Future US policy unclear following election
A worker at a textile mill in South Carolina in the US, built with investment from Keer Group, from China. Xinhua |
Donald Trump's surprise victory will probably bring with it more uncertainties about US economic policy, which analysts say underlines the importance of portfolio diversification for investors and Chinese companies.
Analysts says Trump's lack of governing experience and his inconsistent policy pronouncements during the political campaign could make it difficult to predict future US trade and investment policies.
They add that it will be important for companies and investors to monitor who Trump appoints to key offices in Washington.

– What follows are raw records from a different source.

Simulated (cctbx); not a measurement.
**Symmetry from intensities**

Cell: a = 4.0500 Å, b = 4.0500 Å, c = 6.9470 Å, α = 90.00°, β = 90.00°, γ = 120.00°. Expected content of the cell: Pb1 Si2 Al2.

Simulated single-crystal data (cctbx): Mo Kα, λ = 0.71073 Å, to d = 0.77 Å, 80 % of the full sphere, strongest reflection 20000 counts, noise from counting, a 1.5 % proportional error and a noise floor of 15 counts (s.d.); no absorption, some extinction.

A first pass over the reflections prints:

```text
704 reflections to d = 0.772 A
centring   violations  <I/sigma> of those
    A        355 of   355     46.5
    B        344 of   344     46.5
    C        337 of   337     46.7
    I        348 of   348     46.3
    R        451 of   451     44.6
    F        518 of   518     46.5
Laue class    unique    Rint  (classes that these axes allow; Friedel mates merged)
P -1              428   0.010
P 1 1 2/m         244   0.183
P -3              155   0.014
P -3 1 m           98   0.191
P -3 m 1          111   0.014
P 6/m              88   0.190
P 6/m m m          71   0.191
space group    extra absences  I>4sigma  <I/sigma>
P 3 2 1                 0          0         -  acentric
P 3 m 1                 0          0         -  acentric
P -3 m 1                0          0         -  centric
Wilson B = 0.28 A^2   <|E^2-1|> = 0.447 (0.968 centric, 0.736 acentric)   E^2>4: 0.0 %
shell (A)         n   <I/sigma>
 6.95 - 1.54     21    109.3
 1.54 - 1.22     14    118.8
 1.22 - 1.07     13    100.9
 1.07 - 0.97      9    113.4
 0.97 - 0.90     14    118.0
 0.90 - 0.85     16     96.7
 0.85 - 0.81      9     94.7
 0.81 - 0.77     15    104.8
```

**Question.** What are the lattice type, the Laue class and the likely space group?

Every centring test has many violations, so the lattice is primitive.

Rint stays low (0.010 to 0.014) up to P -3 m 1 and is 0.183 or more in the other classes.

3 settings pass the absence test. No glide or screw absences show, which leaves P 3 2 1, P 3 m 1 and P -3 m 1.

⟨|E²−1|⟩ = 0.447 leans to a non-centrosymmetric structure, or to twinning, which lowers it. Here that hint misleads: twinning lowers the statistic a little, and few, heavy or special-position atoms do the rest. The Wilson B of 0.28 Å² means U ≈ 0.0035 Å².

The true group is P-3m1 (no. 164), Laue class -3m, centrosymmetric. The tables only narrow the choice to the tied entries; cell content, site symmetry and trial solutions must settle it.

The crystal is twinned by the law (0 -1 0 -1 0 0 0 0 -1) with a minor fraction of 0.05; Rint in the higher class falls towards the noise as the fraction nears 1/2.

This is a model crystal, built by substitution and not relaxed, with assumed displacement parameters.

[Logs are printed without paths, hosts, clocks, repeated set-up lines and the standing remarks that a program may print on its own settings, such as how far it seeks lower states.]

"Given Trump's limited background in politics, markets will look to his appointments for top administrative posts for clues about his policy agenda. The result underlines again the importance of investment diversification, both in terms of regions and asset classes," says Mark Haefele, global chief investment officer of wealth management at UBS AG.
In his victory speech, Trump said the US would "deal fairly with everyone" and he would seek "common ground, not hostility, and partnership, not conflict".
China has been a prominent investor in the US as Chinese companies have made a slew of large acquisitions of US businesses, including General Electric's appliance business, Strategic Hotels & Resorts, technology company Ingram Micro and film studio Legendary Entertainment.
According to data from the Rhodium Group, a research firm, Chinese companies invested a total of $18 billion (16 billion euros; 14.5 billion) in the first half of 2016. More investments could be expected if Beijing and Washington reach final agreement in ongoing negotiations for a bilateral iInvestment treaty, analysts say.
They add that the initial impact of the Trump victory on the current growth trend of Chinese direct investment in the US will not be substantial. But they warn about the potential rise of protectionism in US economic policy, which could negatively affect bilateral trade and investment.
"It can be expected that US trade and investment policy will likely tilt more toward deglobalization and protectionism, which is becoming increasingly popular internationally," says Wu Qing, a financial researcher at the State Council's Development Research Center.
Raymond Yeung, chief China economist at ANZ Group, says the immediate impact of a changing presidency in the US on China will not be as large as perceived.